Myth: For most situations, real shoes are the only way to go.
Truth: There are notable exceptions. Many times, when I write about how to dress for certain situations, I stress that “real shoes are a must.” In most situations, that’s true and I stand by it. But there are exceptions to that.
From me, you get the truth.
Before I go into the exceptions, you need to know the difference between real versus non-real shoes.
Real shoes are stiff-soled shoes with a streamlined design that comes off anywhere from simple and refined to full-on dressy. Most pumps, slingbacks, dressy sandals, and simple flats are real shoes. They flatter most feet and legs and they’re appropriate in most situations.
Non-real shoes tend to have thicker soles and designs that come off much more casual and sometimes even “rough-and-tumble.” Most sneakers and flip-flops are non-real shoes. They’re not necessarily flattering on most feet and legs, but they’re generally designed for practicality and comfort and not for flattery. They’re appropriate in most casual situations and not much else.
Now that we know the difference, what are the exceptions?
The first is the most obvious: Health issues. If you have a serious foot problem that requires the care of a podiatrist, then chances are you’ll have to wear very specific shoes to help with this issue. If you have a health issue that makes it difficult for you walk, such as a heart/lung issue, you might need to limit yourself to sturdy shoes like sneakers that will give you cushioning and support and prevent slipping. I will never tell anyone to risk their health or safety for fashion.

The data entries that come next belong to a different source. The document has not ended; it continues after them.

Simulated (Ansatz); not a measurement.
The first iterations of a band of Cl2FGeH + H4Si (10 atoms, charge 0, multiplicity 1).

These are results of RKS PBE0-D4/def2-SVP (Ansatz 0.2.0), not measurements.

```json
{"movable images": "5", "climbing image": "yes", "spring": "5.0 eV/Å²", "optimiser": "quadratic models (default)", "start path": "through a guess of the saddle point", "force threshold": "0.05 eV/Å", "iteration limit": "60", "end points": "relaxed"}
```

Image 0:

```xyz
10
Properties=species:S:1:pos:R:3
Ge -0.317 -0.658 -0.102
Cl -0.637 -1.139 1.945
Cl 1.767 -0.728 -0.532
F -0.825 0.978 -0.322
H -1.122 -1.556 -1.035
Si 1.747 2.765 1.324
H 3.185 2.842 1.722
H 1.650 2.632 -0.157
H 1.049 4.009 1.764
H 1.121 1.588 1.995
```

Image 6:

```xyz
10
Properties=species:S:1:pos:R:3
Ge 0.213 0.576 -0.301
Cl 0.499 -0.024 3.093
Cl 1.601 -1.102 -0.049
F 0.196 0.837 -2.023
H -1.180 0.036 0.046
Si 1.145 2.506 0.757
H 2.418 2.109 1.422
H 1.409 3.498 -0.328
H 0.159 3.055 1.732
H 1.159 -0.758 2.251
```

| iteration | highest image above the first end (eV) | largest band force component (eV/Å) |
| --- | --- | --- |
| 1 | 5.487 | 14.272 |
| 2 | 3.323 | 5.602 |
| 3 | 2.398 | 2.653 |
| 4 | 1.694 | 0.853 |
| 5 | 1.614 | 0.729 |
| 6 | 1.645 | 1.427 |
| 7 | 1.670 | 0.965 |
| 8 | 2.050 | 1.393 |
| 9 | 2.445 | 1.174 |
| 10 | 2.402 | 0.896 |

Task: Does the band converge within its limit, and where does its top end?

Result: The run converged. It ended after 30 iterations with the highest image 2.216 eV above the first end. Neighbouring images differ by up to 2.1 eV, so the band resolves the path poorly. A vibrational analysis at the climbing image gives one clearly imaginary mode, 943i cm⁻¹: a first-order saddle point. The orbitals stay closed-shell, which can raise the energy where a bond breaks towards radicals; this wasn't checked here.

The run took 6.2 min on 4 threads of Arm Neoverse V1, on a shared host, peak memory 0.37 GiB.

I do recommend two things on this one. First, you do need to make sure those support shoes are clean and neat. The easiest way to do that is to go with basic black shoes because they don’t show dirt or wear and tear as easily. However, if you can find support shoes in fun colors that you love, those are good options. It’s a way of “thumbing your nose” at the health issue and saying to the world that you’re enjoying your life no matter what. Second, you need to be extra careful with your base outfit. If you’re wearing non-real shoes in a context that calls for real shoes, it can come off sloppy and careless. But if you’re wearing a very refined and flattering base outfit, it comes off more as if you’re wearing the shoes for a specific reason and that’s good.
Another exception is if you’re doing something that specifically requires sturdy shoes. There are several situations in which sturdy shoes, like sneakers, are necessary.
The best example is planned exercise. If you’re going for a brisk walk or jog or if you’re playing basketball or doing Zumba or kickboxing, you need sturdy sneakers with good cushioning and support. While there are slip-on shoes out there with thicker soles and good cushioning, it’s best to stick with shoes that are secured to your feet so that you don’t accidentally slip out of them. I still remember the aerobics instructor in my high school who was so sweet and encouraging but who also told me that I needed better sneakers. Once I got better sneakers, she assured me that I would do well with these things, and she was right.
Another example is anything that involves a lot of walking or heavy aerobic activity, whether it’s planned exercise or not. Every spring, we have the Celebrate Israel parade, and while that’s a cultural and social event, it still involves a lot of walking - whether you’re actually marching or not - and so you need good sneakers. Every autumn, we have Simchas Torah, and in my shul, I lead women’s dancing. For that, I prefer to wear sneakers. I’ve also advised ruach leaders in other shuls to wear sneakers for this, because when you can dance comfortably, your enthusiasm will encourage others.
What if you’re doing a lot of walking but it’s for your commute to work or for an event that otherwise requires a dressier look? In most cases, you have the option of wearing sneakers for walking and carrying the more refined shoes with you. There are some fashion gurus who don’t like this and who just recommend flats or lower heels, but I say that if you have to do a lot walking, you need not kill your feet. But what if carrying extra shoes isn’t a good option? For political meetings, it most definitely is not a good option. This is where those slip-on shoes with thicker soles work best. Those slip-on shoes tend to have a somewhat more refined look than regular sneakers and so they look better, but they’ll still allow you to walk in comfort.
No matter what, you must be extra careful with your base outfit. As I said above, if you’re wearing non-real shoes in a context that calls for real shoes, it will look careless. You still need to show respect for the situation and dress appropriately, and if you’re careful to wear a refined, flattering, and appropriate base outfit, you’ll look just fine.